Tim Anderson: The biggest difference between a theme park and a sandbox is no on-the-rails content. So, while, for example, Lord of the Rings Online has quest hubs (like WoW, SWTOR, so many other MMOs on the market today) where you go from quest hub to quest hub simply following a linear path, there is no path in our game.

In our world, quests don't give experience points, and they are 100% optional. So, when you log into the game, you have the choice of doing anything YOU want as a player.

There are quests, yes. For example, the Volume I content (which follows the novel), is similar in how the Book quests in LOTRO function, or the storyline quests in FFXIV. If you want to do those quests, you can follow along with the main storyline, but you don't have to do those quests if you don't want to.

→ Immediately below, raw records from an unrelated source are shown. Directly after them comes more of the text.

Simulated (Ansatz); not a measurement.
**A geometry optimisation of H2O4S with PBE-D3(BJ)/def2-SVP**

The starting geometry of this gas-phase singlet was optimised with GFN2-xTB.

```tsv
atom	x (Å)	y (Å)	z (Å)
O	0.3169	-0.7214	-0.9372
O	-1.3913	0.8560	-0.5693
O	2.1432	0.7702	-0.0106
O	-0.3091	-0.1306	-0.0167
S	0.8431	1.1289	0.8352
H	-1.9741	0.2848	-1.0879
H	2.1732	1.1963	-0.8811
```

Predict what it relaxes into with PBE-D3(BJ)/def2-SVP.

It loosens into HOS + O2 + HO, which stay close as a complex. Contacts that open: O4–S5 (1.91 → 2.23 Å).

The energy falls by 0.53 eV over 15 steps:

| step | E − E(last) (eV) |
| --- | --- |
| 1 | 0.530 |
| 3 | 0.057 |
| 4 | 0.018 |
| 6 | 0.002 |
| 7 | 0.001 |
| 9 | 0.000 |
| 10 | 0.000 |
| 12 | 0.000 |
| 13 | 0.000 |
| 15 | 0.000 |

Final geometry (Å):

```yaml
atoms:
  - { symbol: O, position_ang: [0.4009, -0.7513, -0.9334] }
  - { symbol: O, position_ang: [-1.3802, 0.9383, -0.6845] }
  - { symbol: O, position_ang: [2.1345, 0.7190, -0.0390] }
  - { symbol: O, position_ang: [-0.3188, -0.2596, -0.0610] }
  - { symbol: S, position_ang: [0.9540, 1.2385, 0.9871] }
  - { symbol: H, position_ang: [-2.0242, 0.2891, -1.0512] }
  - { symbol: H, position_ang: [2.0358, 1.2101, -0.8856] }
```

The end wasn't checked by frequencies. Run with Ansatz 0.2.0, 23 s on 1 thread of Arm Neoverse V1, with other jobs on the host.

There are city quests, zone quests, and dungeon quests, all of which operate on a "theme park" system in that they take you from point A to point B and then to C and beyond, but since our game is not reliant on experience points, players do the quests for lore/faction/fun/coin/unlocking new content/etc. as opposed to "because it's the only way to level my character".

Many games launch a new expansion and claim something like "over 5000 new quests for players!"

We currently plan to launch with less than 80 quests, and all of those are what we call "epic" quests, akin to the Coldain Ring and Shawl quests in EQ1, or the epic weapon quests in EQ1/EQ2, or the Book quests in LOTRO.

There are ZERO quest hubs, ZERO milk run/fetch quests in our game. And you don't get experience points from doing them, so for us, quests are lore-driven, a way to focus players into the world, not simply level them up.

MMOZG.net (Rigeborod):   Ok, that is really different from LoTRO. We will discuss it a little bit later... Because there's one thing I still don't understand. Why did you choose to make a sandbox, not a theme park? Epic stories were usually the theme parks' main thing. And sandbox games are usually focused on mechanics, not the plot.

Tim Anderson: Sandbox = virtual world. We are building a world, not merely a video game. Mechanics are a major part of what we are building, but this was first and foremost a tabletop game world, that has evolved since then.

Theme parks are great if you only care about people playing a video game. Virtual worlds are far more important if you are planning on building a living, breathing place where players want to live and breathe, not just play.

We are less of an MMORPG, even, and far more a tabletop game with a digital skin.

It's just that the best genre for us to fit in with is MMORPG because we are essentially building a massive tabletop world where players can come and play together around the "coffee table" that is the Internet.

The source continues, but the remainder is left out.